Return value of a function 'xmlBufferCreate' is dereferenced at xpath.c:177
without checking for NULL, but it is usually checked for this function.
The function 'xmlBufferCreate' may return NULL, and in some cases the code
xmlStrdup(buf->content) will throw an error.


On Tue, Jun 03, 2025 at 01:15:33PM -0400, Tom Lane wrote:
> Thanks for taking this on --- contrib/xml2 is really a mess so far as
> error handling goes.  Your patch looks like an improvement, although
> I do have one concern: the routines in xml.c that use an xmlerrcxt
> seem to check xmlerrcxt->err_occurred pretty frequently, eg xmlStrdup
> is used like this:
>
>             doc->encoding = xmlStrdup((const xmlChar *) "UTF-8");
>             if (doc->encoding == NULL || xmlerrcxt->err_occurred)
>                 xml_ereport(xmlerrcxt, ERROR, ERRCODE_OUT_OF_MEMORY,
>                             "could not allocate XML document");
>
> Not sure if that's needed here.

Yes, I was also wondering a bit about this part a couple of days ago
while looking at the module's code and xml.c.  Looking at cacd42d62cb2
and its thread (particularly [1]), I think that we need to bite the
bullet or we are going to miss some error context.

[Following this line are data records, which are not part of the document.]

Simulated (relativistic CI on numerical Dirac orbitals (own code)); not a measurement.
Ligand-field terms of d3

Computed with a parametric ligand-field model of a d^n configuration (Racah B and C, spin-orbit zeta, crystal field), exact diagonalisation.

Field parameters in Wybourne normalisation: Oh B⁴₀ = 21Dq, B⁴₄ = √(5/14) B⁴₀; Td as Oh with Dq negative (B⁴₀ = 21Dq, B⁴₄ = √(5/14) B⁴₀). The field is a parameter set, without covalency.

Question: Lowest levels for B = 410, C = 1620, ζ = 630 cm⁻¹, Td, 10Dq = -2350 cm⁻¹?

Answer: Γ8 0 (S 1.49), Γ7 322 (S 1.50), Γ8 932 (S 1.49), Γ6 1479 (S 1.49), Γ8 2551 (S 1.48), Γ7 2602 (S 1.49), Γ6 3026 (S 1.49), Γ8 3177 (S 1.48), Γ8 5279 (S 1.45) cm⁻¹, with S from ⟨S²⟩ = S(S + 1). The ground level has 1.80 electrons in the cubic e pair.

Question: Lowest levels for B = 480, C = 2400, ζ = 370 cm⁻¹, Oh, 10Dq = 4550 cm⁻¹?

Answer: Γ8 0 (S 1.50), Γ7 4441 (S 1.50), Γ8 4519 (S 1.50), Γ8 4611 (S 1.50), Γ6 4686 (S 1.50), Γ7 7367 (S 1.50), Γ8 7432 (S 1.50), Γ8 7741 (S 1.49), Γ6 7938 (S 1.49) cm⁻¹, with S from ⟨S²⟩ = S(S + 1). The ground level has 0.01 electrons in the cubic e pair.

PgXmlErrorContext can remain private in xml.c as we can reuse
pg_xml_error_occurred() to do the job for out-of-core code.

> There's more that could be looked at, if you feel like it:

Well, now that you mention these things, I do feel like it while I
have my hands on this area of the code.

> xml_encode_special_chars seems to need a PG_TRY block to avoid
> possibly leaking "tt".  I also wonder if it's really not possible
> for xmlEncodeSpecialChars to fail and return NULL.  (xmltext()
> doesn't believe that either, but maybe it's wrong too.)

Oh, missed this call.  xmlEncodeSpecialChars() relies on
xmlEscapeText(), which can return NULL on allocation failures based
on a check in the upstream code (first argument of the routine is not
used, only second is).  So xmltext() and xml_encode_special_chars()
are both wrong; we need a try/catch block for the edge case where
cstring_to_text_with_len() or cstring_to_text() could fail an
allocation or we would leak what could have been allocated by libxml.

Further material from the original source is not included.